Far from always having been an isolated nation and a pariah state in the international community, North Korea exercised significant influence among Third World nations during the Cold War era. With one foot in the socialist Second World and the other in the anticolonial Third World, North Korea occupied a unique position as both a postcolonial nation and a Soviet client state, and sent advisors to assist African liberation movements, trained anti-imperialist guerilla fighters, and completed building projects in developing countries. State-run media coverage of events in the Third World shaped the worldview of many North Koreans and helped them imagine a unified anti-imperialist front that stretched from the boulevards of Pyongyang to the streets of the Gaza Strip and the beaches of Cuba.

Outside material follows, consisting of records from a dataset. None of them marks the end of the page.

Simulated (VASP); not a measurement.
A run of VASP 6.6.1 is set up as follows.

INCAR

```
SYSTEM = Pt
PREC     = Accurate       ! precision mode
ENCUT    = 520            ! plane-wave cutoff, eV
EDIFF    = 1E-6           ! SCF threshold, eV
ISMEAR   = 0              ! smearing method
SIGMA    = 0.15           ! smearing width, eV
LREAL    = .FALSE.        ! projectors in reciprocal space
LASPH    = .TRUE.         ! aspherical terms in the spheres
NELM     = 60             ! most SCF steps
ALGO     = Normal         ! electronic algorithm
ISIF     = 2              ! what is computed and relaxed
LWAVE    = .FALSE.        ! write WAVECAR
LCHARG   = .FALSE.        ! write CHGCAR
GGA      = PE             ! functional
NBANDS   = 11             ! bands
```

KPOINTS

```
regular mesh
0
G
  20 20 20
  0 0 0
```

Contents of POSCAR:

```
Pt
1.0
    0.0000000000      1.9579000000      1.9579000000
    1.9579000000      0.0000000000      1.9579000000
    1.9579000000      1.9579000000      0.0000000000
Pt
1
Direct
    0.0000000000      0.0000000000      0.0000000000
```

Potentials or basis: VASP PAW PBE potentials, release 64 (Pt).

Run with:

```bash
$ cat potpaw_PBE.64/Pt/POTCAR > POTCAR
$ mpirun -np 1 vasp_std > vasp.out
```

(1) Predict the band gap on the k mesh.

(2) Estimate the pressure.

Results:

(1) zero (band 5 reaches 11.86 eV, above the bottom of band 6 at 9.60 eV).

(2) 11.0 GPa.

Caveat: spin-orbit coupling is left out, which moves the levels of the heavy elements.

This book tells the story of North Korea's transformation in the Third World from model developmental state to reckless terrorist nation, and how Pyongyang's actions, both in the Third World and on the Korean peninsula, ultimately backfired against the Kim family regime's foreign policy goals. Based on multinational and multi-archival research, this book examines the intersection of North Korea's domestic and foreign policies and the ways in which North Korea's developmental model appealed to the decolonizing world.
About the author
Benjamin R. Young is an Assistant Professor in Homeland Security & Emergency Preparedness at Virginia Commonwealth University. He has previously taught at Dakota State University and the U.S Naval War College. He received his PhD in 2018 from George Washington University and was also a member of the 2018-2019 CSIS NextGen Korea Scholars Program. His research primarily revolves around East Asian studies, Cold War international history, security studies, and international relations.
"By calling attention to relations with the Third World as a critical component of North Korea's developing national identity, Guns, Guerillas, and the Great Leader offers a significant and refreshing contribution to understanding the historical development of North Korea that moves beyond the familiar narrative of an emerging state situated amongst China and the Soviet Union in the Cold War context."
—Hanmee Kim, Wheaton College
"Benjamin R. Young's book is beautifully written, thoroughly researched, and absolutely eye-opening. Guns, Guerillas, and the Great Leader provides an unprecedented look into the causes and consequences of North Korea's struggle for international influence."
—Mitchell Lerner, Ohio State University
"North Korea has been an isolated nation since the 1990s, but interestingly Young points out odd relics of a time the so-called Hermit Kingdom reached out to the world, such as Kim Il Sung Avenue in Mozambique's capital Maputo. For the casual Korea watcher this book is a surprise: it shows the country's story hasn't been all bad."
—Frank Beyer, Asian Review of Books
"This is a serious work of history, not a light read, but it's really well researched. More importantly, it manages to say something new and interesting about North Korea, which frankly is rare. Young shows how North Korea was once extremely active in the Third World, building movements against western imperialism that today look militantly quixotic but at the time had revolutionary potential. The dense networks of exchange and patronage that North Korea forged, across the Third World but in Africa especially, added to its own sense of purpose and informed its vision of unification of the Korean Peninsula."
—Van Jackson, The Duck of Minerva
"Today, the Democratic People's Republic of Korea (DPRK), or North Korea, is widely viewed as a dangerous rogue state that is irrationally pursuing nuclear weapons despite international condemnation and the crushing poverty of its own people... Benjamin Young's Guns, Guerillas, and the Great Leader turns this picture on its head by taking the reader back to a time when North Korea was competing with the world's superpowers by presenting itself as an alternative model of development for Third World audiences."